Bil’s rating (out of 5): BB.
USA, 1981. Paramount Pictures. Screenplay by Frank Yablans, Frank Perry, Tracy Hotchner, Robert Getchell, based on the book by Christina Crawford. Cinematography by Paul Lohmann. Produced by Frank Yablans. Music by Henry Mancini. Production Design by Bill Malley. Costume Design by Irene Sharaff. Film Editing by Peter E. Berger. New York Film Critics Awards 1981.

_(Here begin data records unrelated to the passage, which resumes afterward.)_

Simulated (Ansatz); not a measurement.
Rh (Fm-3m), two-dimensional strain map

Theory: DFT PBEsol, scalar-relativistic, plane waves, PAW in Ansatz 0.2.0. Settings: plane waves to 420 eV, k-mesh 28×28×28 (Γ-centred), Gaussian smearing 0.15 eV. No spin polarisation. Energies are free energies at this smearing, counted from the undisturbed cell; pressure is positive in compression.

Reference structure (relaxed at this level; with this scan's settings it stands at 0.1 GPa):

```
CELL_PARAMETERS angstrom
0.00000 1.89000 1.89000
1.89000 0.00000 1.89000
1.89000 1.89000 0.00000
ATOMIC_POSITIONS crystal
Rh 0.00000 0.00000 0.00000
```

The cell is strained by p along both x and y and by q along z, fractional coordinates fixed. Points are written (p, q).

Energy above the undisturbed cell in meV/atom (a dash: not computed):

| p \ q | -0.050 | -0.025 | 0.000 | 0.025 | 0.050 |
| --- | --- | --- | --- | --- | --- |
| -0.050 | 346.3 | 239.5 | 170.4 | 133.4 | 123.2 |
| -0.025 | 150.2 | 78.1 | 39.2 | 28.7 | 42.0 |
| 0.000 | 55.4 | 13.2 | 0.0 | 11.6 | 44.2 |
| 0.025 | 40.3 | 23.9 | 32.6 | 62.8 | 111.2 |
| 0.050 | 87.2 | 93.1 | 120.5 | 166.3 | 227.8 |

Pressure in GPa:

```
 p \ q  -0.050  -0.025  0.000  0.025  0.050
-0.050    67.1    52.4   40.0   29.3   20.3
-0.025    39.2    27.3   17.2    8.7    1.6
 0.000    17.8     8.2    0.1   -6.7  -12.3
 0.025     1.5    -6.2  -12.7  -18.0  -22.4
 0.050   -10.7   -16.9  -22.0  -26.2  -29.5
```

Oh come on, it’s a terrible movie, but imagine the world without gay men running around screaming “No more wire hangers!” If it weren’t responsible for the destruction of a great actress’s career, I’d say this was one of the best things to happen to the movie industry in the eighties: producers with such a low estimation of their audience’s intelligence finally getting a good slap in the face. However, it did ruin Faye Dunaway‘s chances of getting a good role for years, and for that it can never be forgiven. Only five years after her Oscar win for Network, Dunaway stars as Hollywood movie star Joan Crawford, who adopted two children in the thirties as a way to boost her public appeal, then proceeded to ruin their lives with her megalomaniac personality and unfortunate obsession with cleaning. At least that’s how it was described in daughter Christina Crawford’s tell-all trashy book, here portrayed by Diana Scarwid (a most underrated actress) as the abused daughter who endured being beaten over the aforementioned closet devices before finally getting it all out on paper (which she published while her mother was still alive). Dunaway really tears into the role and gives it her all, but the surroundings are cheap and the dramatic quality of the film is campy; she looks like a drag queen doing an imitation of Joan Crawford, so naturally the film has a cult appeal all of its own.